Skip to content

Scraping personal NYT crossword stats

License

Notifications You must be signed in to change notification settings

kesyog/crossword

Repository files navigation

Scraping NYT crossword stats ⬛⬜⬜⬜⬜⬛

build status Apache 2.0 license

When I first subscribed to the New York Times crossword in January 2017, I could solve some Monday puzzles and maybe the occasional Tuesday. Over time, I slowly got better at noticing the common patterns and picked up enough crosswordese to be able to finish it fairly consistently. As of November 2024, I've now maintained a daily streak stretching back 7+ years to August 2017 (knock on wood...).

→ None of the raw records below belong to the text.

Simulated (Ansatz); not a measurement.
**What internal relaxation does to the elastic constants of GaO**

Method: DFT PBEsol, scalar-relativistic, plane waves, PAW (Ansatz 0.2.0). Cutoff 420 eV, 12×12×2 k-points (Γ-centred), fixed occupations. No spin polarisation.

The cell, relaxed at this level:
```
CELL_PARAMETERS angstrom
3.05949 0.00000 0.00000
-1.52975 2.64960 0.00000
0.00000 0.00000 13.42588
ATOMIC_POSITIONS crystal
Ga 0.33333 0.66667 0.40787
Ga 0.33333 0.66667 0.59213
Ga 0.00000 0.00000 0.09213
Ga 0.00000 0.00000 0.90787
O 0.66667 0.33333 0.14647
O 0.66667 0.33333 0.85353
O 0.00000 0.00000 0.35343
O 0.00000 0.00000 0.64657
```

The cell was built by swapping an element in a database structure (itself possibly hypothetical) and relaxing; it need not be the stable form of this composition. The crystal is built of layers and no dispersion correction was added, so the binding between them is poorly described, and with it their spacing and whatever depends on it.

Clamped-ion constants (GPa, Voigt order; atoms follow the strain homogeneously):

The NYT crossword app exposes some solve time statistics like all-time average and fastest time, both broken out day. But there is no good way to see how much you have improved over time. You can open each puzzle in the archive individually and see your times, but there aren't any overview plots or officially-sanctioned developer APIs to fetch your data. Luckily, all puzzle stats are fetched via client-side Javascript, making it easy enough to scrape the data.

Regularly-updating plot:

chart of solve times

Some observations:

  • The crossword clues generally get harder over the course of the week, peaking in difficulty on Saturday, and the correlation with solve times shows up pretty clearly in the solve times.
  • The clues of Sunday puzzles are roughly at a Thursday or Friday difficulty level, but the grid is extra-large, so it's usually the slowest day.
  • Thursdays and Sundays usually have some sort of theme and/or trick, which usually added extra difficulty, especially early on when I wasn't as familiar with the usual patterns that constructors follow.

Caveats:

  • I didn't count any puzzles that I didn't finish or that I used the "check" or "reveal" assists on, so there's some survivorship bias. Again, this only affects the early data, as I've since stopped using those features.
  • I generally solve puzzles on my phone, but every now and then I'll solve them on my computer, which shaves some time off. This is just another source of noise.

Scraping the data

This repo contains a Rust crate that scrapes data from the NYT's servers. To use it, install Rust and then run the following to generate a CSV file containing the data:

# See help screen
$ cargo run --release -- --help

# Example usage starting search from the crossword on January 1, 2016 onward
# Subsequent program runs will use existing file as a cache 
$ cargo run --release -- -t <your NYT token> -s 2016-01-01 data.csv

# Example usage with increased quota to set rate-limit to 10 requests/second
$ cargo run --release -- -t <your NYT token> -s 2016-01-01 -q 10 -o data.csv

The NYT subscription token must be extracted via your browser (see below).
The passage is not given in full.